Feb 10, 2010, 2:04 AM EDT
The Blazers continue to give it the ol’ college try despite losing half their team to injury (including their coach splitting an ACL- seriously, what did Portland do to the Fates?). Granted, sometimes the ol’ college try is interpreted literally, clanging mid-range jumpers and lacking a consistent defensive force inside, but you know what we mean. Last night they continued that effort, staying in a close game with the Thunder all the way until the final quarter, at which point Jeff Harden and Kevin Durant took over, the Blazers had no one to score with, and the hometown crowd fell into a disappointed lull. Long before then, though, Blazers coach Nate McMillan considered his squad to be starting in an energy deficit. And in the midst of a frustrated press conference following a frustrating loss in a frustrating season, McMillan finally turned on an ally, everyone’s ally, the energy drink Red Bull. From Oregon Live’s transcript of McMIllan’s postgame comments:
“I thought before the game we looked like we were a little flat. I saw a lot of cans of Red Bull up to guys mouths and (it) looked like we crashed. Seriously. We were flat from the start. I was hoping that the (new starting) unit that I put out there would give us some spark (but) we got off to a slow start. So we weren’t sharp at all.”
Taken in context, McMillan was just spouting off randomly to show how meaningless trying to identify the culprit is. The All-Star break could not come at a better time for the Blazers.
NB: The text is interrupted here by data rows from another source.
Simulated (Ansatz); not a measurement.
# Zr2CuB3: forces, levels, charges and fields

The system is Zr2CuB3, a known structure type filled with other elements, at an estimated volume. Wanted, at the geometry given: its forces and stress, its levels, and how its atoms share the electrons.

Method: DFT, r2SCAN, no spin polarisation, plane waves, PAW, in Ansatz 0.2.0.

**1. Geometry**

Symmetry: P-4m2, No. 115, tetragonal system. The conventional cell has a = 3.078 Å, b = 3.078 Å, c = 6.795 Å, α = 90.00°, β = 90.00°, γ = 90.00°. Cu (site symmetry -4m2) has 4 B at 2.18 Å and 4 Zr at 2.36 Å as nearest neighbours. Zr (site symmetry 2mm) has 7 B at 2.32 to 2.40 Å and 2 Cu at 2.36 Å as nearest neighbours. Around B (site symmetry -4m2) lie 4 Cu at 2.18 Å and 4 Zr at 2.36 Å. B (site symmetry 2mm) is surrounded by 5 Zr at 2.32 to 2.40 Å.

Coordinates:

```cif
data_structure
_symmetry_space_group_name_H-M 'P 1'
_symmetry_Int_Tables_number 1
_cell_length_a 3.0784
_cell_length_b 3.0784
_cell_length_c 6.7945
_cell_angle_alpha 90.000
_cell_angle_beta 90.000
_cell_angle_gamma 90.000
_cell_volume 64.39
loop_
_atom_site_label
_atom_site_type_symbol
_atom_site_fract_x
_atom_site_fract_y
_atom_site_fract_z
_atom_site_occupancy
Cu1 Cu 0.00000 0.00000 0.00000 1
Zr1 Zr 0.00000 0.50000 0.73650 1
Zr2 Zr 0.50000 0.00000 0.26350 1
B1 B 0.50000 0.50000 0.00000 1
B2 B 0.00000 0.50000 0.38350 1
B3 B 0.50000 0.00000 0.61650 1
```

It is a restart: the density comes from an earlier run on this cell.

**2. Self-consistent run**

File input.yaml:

That said, Coach McMillan has no right to attack the tasty beverage that is Red Bull. Sure, you can go that route, laud the upside of Monster and 5-Hour Energy, but eventually, you have to dance with the one that brung you. And for all its inconsistencies, Red Bull has been there for the Blazers before Greg Oden, and it will be there after. Lashing out shows a lack of leadership, and advertising slogans. It gives you wings, coach. Duh.
In all seriousness, McMillan struggled early in the season integrating Andre Miller, dealing with Greg Oden’s growing pains, finding enough touches, and then injury after injury hit, and McMillan actually improved. His best work has been with a ragtag group of leftovers, and for that he deserves to be commended. It’s a shame that talent is such a determining factor in this league, because two of its better coaches, McMIllan and Houston’s Rick Adelman, face a daunting future simply because the succubus of injury have swept into their villages and plucked away their players to Suitland.
Either way, I’d expect a healthier pre-game assortment for the Blazers next game. Perhaps some V-8, or some mango juice.